The Dot Com bubble burst in 2000. Individual Gini Coefficent dropped off WELL before then. In 1997.
While Family and Household Gini coefficents rose in 2000.
Chart again....
http://3.bp.blogspot.com/-1Y25WlUbsXM/TqdJJKE5YHI/AAAAAAAAEgc/mEfoQs_f7xs/s1600/US-Gini-Coefficient-for-Individuals-Families-Households-1994-2010.png
Individual Gini Coefficent is what you'd use to measure the Matthew Effect and well... it just doesn't seem to be happening lately.
Well, unless you consider the fact that rich people are more and more likely to marry other rich people part of the "Matthew Effect"
Although, to be 100% honest with you... I'm sick of using the term Matthew Effect... because this isn't the Matthew Effect. The Matthew Effect refers to the fact that famous researchers will get credit for observations and discoveries by less favorite ones.
It wasn't meant to have economic implications.
Wealth Condensation would be a better phrase.
Either way, for a long time now, the individually wealthy have been getting less wealthy, this has been masked by the rise in "group sorting" in marriage and a few Super rich dudes being super freaking rich making people jealous.
So I know what your thinking "So where did all that extra money created go?"

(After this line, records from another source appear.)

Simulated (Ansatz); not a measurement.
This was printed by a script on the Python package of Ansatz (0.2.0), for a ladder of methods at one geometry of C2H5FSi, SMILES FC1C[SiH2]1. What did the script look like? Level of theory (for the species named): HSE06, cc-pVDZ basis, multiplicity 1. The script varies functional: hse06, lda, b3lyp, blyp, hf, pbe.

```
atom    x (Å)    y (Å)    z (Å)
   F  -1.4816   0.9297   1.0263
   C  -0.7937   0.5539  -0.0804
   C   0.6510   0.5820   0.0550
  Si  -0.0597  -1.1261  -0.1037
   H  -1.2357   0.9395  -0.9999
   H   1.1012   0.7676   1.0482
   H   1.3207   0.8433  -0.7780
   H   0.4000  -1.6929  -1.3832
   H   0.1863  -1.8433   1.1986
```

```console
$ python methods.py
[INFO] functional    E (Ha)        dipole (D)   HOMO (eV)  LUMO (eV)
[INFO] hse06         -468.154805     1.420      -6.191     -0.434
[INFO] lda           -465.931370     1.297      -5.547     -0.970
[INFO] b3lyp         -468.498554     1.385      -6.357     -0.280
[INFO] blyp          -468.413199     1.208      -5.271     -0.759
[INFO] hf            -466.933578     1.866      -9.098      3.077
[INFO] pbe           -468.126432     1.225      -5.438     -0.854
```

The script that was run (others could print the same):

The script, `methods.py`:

If I had to take a guess? I'd say the expansion of the Labor Force. Keep in mind Labor Force Participation Rates are a LOT higher now then they used to be.
The Median income is the same despite a HUGE addition in workers, mostly lower end workers. Normally when you add a bunch of numbers to the lower half mathmatically you'd expect that to drag the Median down, wouldn't you?